I don’t know if the abstract running time is 2n – 1 (or did you mean 2^{n – 1} or 2^n – 1? But we should we break this problem down in smaller solution steps. First you should write down (as I suppose you have) the type of the tree:

A number-tree is either: • a number OR • (pair number-tree number-tree) So this is a binary tree. A procedure sum-tree would either be called just once if the tree is just a number (its base case) or it would drill down into the left and right branches of it, that is, the first and second members of the pair. If we let a procedure called CALLS produce the total number of times SUM-TREE is called, then the non-base case of number-tree would make CALLS produce the value (+ (CALLS left) (CALLS right)), where left and right are, respectively, the first and second member of the pair. In mathematical notation we get the recurrence relation

cost(INPUT) = 1 if INPUT is just a number = (+ (cost LEFT) (cost RIGHT)) if INPUT is a (pair left right) Now we’d have to find a closed-form formula for this equation. Is this all clear so far? This is how we should approach these problems. This case might be pretty easy to solve, but most of such problems are VERY HARD to solve, so it’s interesting to practice the break down of such problems in very small parts.

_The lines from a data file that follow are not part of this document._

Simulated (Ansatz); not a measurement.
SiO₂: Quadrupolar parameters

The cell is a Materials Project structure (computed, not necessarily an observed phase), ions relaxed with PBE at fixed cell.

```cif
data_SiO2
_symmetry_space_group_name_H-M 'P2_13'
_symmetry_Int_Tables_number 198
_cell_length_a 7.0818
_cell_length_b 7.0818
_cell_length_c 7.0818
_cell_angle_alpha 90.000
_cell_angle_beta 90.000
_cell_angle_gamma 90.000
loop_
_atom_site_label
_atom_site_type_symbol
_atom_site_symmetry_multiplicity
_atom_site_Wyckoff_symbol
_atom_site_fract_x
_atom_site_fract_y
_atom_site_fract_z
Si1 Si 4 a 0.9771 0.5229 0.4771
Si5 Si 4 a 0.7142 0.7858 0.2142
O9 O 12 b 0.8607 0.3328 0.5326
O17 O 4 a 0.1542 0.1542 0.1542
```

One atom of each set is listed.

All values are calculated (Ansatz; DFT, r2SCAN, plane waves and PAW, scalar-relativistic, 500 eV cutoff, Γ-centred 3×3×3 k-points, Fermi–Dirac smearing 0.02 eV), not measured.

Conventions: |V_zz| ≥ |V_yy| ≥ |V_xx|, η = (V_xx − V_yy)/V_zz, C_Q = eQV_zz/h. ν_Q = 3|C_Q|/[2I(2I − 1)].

What’s the purpose of this exercise? It is introducing you to the notion of abstract time; it’s also asking you to consider binary trees and find the shape of the tree that makes it costly to procedures like sum-tree; it’s also asking to find the shape of the tree that makes it more efficient to procedures like sum-tree.

You can put 4 numbers into a binary tree in many ways. For instance, you could be (pair 1 (pair 2 (pair 3 4))) or it could be (pair (pair 1 2) (pair 3 4)).

Computing sum-tree by hand, how many times it is called on each of these trees? Draw the shape of these trees on paper. What do you see? This is basically what this exercise is calling your attention to. Some shapes are worst-case to sum-tree and some are best-case.